Archive for October, 2014

African Safari 3-D

October 5, 2014
Not a postcard, not a trunk call... nothing! Our hosts get (fortunately) overlooked in this close call in 'African Safari 3-D'.

Not a postcard, not a trunk call… nothing!
Our hosts get (fortunately) overlooked in this dramatically close encounter in ‘African Safari 3-D’.

An Active3D review
Film: African Safari 3-D
Rating: (out of 5)

Experience Africa’s wildlife up-close – really up-close – without risking life and limb, without getting sweaty, and without getting nasty bugs in your hair. That’s the appeal of this 3-D documentary, and on that level, it delivers unfailingly.

The film’s director, Ben Stassen, has involved himself largely with the production and direction of whizz-bang animated shorts for exhibition in “4-D” motion-enhanced fairground rides (such as those that South Africans have experienced at Gold Reef City’s theme park).

In later years, he and his Belgian production outfit, nWave, have expanded into animated theatrical features, but he returns here to a subject that he covered in a 2005 short film; the safari.

This feature-length trek into the wilderness kicks off in the sand dunes of Namibia, meanders through Botswana, stops off at a couple of spots in Zambia, and finally makes quite a meal of Tanzania, which seems to be a haven for wildlifers. Our hosts are the South African “Lion Whisperer” Kevin Richardson and the Kenyan-born Mara Douglas Hamilton, whose field of expertise is the African elephant. The duo also provides the film’s voice-over narration and general chit-chat, and this is the project’s weakest area. Much as I have nothing but the hugest respect for Richardson and his work, movie narration will never be his thing, and he should never have been thrust into that role.  His flattened vowels convert “wildlife” to “warldlarf”, and the accent is quite disconcerting for this South African who has always tried his level best to respect the Queen’s English and avoid the pitfalls of Sarth-Efrikan-speak. Maybe audiences in other countries will find it charming or quaint, but I found it distressing to have our boere-brogue thrust at us from the big screen. The banter that he and his co-host enjoy throughout the film is also banal, off-putting, and sometimes unintentionally comical.

Please don’t misunderstand me: I think that both of these people have taken gigantic strides in increasing our understanding of Africa’s wild animals, and directing international attempts at wildlife preservation. It’s just that the producers should’ve found stronger scriptwriters (well, someone such as yours truly, for example), and given the task of narration to someone with authority and masterful diction (Jeremy Irons, perhaps?).

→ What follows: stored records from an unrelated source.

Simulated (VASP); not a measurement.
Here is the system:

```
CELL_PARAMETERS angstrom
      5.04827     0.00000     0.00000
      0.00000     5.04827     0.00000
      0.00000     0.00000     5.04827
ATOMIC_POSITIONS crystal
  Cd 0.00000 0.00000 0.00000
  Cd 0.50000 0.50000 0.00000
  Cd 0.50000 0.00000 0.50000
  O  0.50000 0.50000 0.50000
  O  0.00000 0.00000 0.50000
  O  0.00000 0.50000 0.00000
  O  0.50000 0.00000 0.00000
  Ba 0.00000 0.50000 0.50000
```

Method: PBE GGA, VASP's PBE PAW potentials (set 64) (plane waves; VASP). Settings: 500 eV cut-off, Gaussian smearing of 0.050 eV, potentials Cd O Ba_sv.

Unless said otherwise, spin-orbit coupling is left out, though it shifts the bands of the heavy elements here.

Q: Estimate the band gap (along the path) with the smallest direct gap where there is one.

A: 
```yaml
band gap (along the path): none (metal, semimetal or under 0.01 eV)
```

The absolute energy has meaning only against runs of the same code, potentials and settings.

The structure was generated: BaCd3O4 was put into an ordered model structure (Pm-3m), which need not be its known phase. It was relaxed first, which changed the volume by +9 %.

That said, the film’s 3-D visuals are truly spectacular, and it’s safe to say that you’ll probably never get this close to wild animals without (a) losing life or limb, or (b) soiling your smalls.

Lions brush past the 3-D camera, so close that you’ll believe you can smell the sand on their coats, and – in one particularly showy sequence, an elephant thrusts his (or her) trunk way out of the screen frame and deep into cinema-space.

Some shots in hyperstereo (i.e. with the Left and Right-Eye cameras placed unusually far from one another) are quite distracting and unrealistic. A recurring such shot, for example, is one taken from the front of the safari vehicle, showing our two adventurers.  The 3-D here is horribly exaggerated, as is the opening shot, in which a computer graphic of the earth makes our planet bulge towards us like the long end of an egg. Finally, in the bad egg department, the film embarrasses itself with some “climate change” prattle (hopefully not lots of it) that will even look silly in the near future, which is where it casts its predictions.

That said, this is an eye-filling document of probably the only decent thing that our sorry continent has to offer; its majestic wild animals; creatures that we need to treasure and protect.  The film doesn’t linger long on any one topic or animal, and is thus short on detailed information. It is, however, a good overall picture (and a stereoscopic one at that) of the majesty that roams upon African soil. Which makes a damn pleasant change from the tyranny that rules it.